FEE-paying schools here have an average of €1.5m each to spend a year on extras for their pupils, a Department of Education report has revealed.
Ireland's 55 private secondary schools can use the money to recruit more teachers and other staff, lay on extra-curricular activities and build facilities.
Because the sum is an average, it's been revealed some of the fee-paying schools have much more than the €1.5m discretionary spending – one large school has €4.7m to spend a year.
At the other end of the scale, a relatively small private school has €112,000.
In total, the sector enjoys an €81m revenue boost over and above that available to similarly sized schools in the free education scheme.
Because of its confidential nature, the report does not identify any schools, but it reveals that nine charging in excess of €6,000 a year have an average €2.2m in discretionary income.
At the lowest fee level category, there are seven schools charging €2,500-€3,000, with an average discretionary income of €696,000.
Overall, two-thirds of schools have in excess of €1m a year, while more than a quarter have over €2m to spare.

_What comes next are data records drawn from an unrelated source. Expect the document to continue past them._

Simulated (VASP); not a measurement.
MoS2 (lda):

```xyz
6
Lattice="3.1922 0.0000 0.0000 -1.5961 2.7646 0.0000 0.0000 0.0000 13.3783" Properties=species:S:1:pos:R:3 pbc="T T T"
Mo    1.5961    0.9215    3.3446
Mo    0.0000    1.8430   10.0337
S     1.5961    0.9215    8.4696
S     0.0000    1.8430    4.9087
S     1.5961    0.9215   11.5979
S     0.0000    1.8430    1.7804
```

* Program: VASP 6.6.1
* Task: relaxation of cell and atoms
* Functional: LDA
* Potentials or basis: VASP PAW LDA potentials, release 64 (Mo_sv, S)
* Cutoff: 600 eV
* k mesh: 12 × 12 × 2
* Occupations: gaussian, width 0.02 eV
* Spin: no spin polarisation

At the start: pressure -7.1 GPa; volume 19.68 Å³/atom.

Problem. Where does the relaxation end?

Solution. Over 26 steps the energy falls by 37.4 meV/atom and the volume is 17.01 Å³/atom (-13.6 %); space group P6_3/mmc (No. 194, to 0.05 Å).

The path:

The additional funding works out at an average of €3,177 per student over and above what a similar sized school in the free education scheme has to spend.
If the average school was to use the money to employ extra teachers, it would allow for about 20 additional staff.
Education Minister Ruairi Quinn sought the report to guide future policy decisions about the extent of state funding to fee-charging schools. A spokesperson for Mr Quinn said the purpose of releasing it now was to inform debate on the issue.
The latest revelations will ignite the debate about withdrawing the state subvention for fee-paying schools. Labour TD for Dublin South West Eamon Moloney reacted immediately and said the "bailout" of fee-paying schools must end.
"Parents who wish to avail of private schools are entitled to do so, but the taxpayer should not have to subsidise the privileges that private schools offer," he said.
The department's analysis refers to the ongoing budgetary difficulties and states that "the extent to which teaching posts can continue to be allocated to fee-charging schools must remain under consideration".
The analysis found that the schools bring in €117m a year in fees, but this was reduced by over €35m when account of repayment on capital loans, uncollected fees and fee discounts were taken into account.
The analysis was based on fee income in 2012 and on figures provided by the schools. Tuition fees charged by the schools range from €2,550 to €10,065.
The State pays about €96m a year in subventions to fee-paying schools, mainly in the form of teachers' salaries.
The sector has seen a gradual reduction in state support in recent years because of pressure on two fronts – saving money and introducing more equity into education.
Arising from the last Budget, the pupil-teacher ratio in fee-paying schools will rise from 21:1 to 23:1 in September, compared with 19:1 for those in the free education scheme.
According to the report, even if the pupil teacher ratio in fee-paying schools went to 28:1, as recommended in the Bord Snip report, the schools would still have €62m to play around with.
Ongoing cuts, and uncertainty about what will happen in the future, is causing anxiety among schools at the lower end of the income range, many of which are Protestant.